The fifth postulate
In Euclid’s geometry, regarding a plane, he uses the concepts point and straight line. He postulates, that a point and a straight line together can define a unique straight line, parallel to the given line and passing through the given point. However, he never provided a proof for this postulate – the fifth postulate.
Not parallel lines have one common point. Euclid tried to define parallel lines by a negation of this statement. Double negation (not not parallel) is problematic in definitions, and not one common point means, either zero or at least 2, common points. Here Euclid made a small error, by not observing the second alternative. At least 2 points means not separated parallelism. Therefore, Euclid defines only the first kind of (separated) parallelism. We could say: parallel lines either never meet or never separate; but this is 2 definitions. Euclid avoided this small mistake, by stating that the given point must be outside the given line.
However, more important is, that Euclid made a large and devastating error also, when he made a definition that was based on a point that did not exist. Euclid’s definition is therefore useless.
We need one definition – not two. A simple, and clear, definition is to state that, parallel lines have constant separation. Separation means distance along a line in a right angle to one of the lines. By allowing separation to include the value zero we get one definition, and we do not have to cover up for Euclid’s small mistake, by demanding the given point to be outside the given line.

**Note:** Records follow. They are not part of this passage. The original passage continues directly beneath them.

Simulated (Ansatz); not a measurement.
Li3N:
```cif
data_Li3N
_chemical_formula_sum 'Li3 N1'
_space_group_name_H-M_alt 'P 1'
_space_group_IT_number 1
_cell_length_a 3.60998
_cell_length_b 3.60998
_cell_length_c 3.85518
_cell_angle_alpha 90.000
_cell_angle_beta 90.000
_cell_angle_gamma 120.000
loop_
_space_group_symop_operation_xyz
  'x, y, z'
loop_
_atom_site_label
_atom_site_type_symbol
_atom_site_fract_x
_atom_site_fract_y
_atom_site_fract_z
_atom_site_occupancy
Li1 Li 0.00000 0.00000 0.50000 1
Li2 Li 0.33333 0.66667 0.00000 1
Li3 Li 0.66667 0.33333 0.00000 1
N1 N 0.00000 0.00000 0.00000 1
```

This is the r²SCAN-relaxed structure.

If we substitute parallelism with constant separation, and combine that with the fact that 2 points define a unique straight line, we get a possibility to prove the fifth postulate.
- Euclid defined parallelism by using a point that did not exist.
- We can have a simple and clear definition of parallelism by stating that parallelism means constant separation.
- According to the definition of parallelism given here: 2 circles can be parallel, if they are concentric.
- It seems uncertain whether Euclid should be regarded as author, or as editor, of his work The Elements.